Major changes to Scottish law came into effect on Friday (1st December) that have been described as a "new dawn" for private renters by Shelter Scotland.
Anyone signing a tenancy from 1 December will be covered by the new rules reports The BBC. The legislation is seen as a positive step for Scotland's 760,000 private renters and some of the key features mean:
- an end to fixed-term rentals, so leases will effectively be open-ended;
- rent increases are only allowed to be made once every 12 months;
- tenants who believe a rent increase is unfair can challenge it and take it to a rent officer;
- longer notice periods will be required. Tenants who have been in a property over six months will receive at least 84 days notice to leave, unless they are at fault.
Security for tenants
As we reported nearly a year ago, many families in the private rental sector feel insecure on shorter tenancies. This new legislation means that for tenants in Scotland, they will have indefinite security of tenure, meaning "no-fault" evictions will no longer be possible.
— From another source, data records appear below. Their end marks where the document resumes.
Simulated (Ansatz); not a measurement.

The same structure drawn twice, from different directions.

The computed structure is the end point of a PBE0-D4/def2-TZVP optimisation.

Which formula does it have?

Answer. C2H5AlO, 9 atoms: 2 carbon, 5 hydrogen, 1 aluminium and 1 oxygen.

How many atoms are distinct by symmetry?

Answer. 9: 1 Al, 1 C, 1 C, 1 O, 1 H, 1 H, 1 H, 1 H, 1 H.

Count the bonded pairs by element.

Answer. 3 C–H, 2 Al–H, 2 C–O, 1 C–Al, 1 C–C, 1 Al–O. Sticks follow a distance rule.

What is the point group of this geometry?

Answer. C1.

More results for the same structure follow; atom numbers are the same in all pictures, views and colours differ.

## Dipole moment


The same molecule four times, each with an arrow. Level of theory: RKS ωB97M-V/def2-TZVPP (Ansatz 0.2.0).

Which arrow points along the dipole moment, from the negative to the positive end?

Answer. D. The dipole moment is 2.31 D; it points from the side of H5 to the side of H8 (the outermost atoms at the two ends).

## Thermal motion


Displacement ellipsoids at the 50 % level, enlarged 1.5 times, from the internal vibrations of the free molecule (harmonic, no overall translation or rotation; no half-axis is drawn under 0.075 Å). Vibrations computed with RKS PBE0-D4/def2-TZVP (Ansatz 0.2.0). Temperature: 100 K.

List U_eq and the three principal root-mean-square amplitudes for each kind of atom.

Graeme Brown from Shelter Scotland said: "These new laws bring unprecedented security of tenure to private renters, with landlords now needing a good reason to evict tenants.
"We have campaigned passionately for 10 years now for reform of private renting in Scotland, ending with our Make Renting Right campaign, which had extensive support from the public and local and national politicians."
The new law does allow landlords to ask tenants to leave on a number of grounds, including if they intend to live there themselves or wanting to sell or refurbish the property.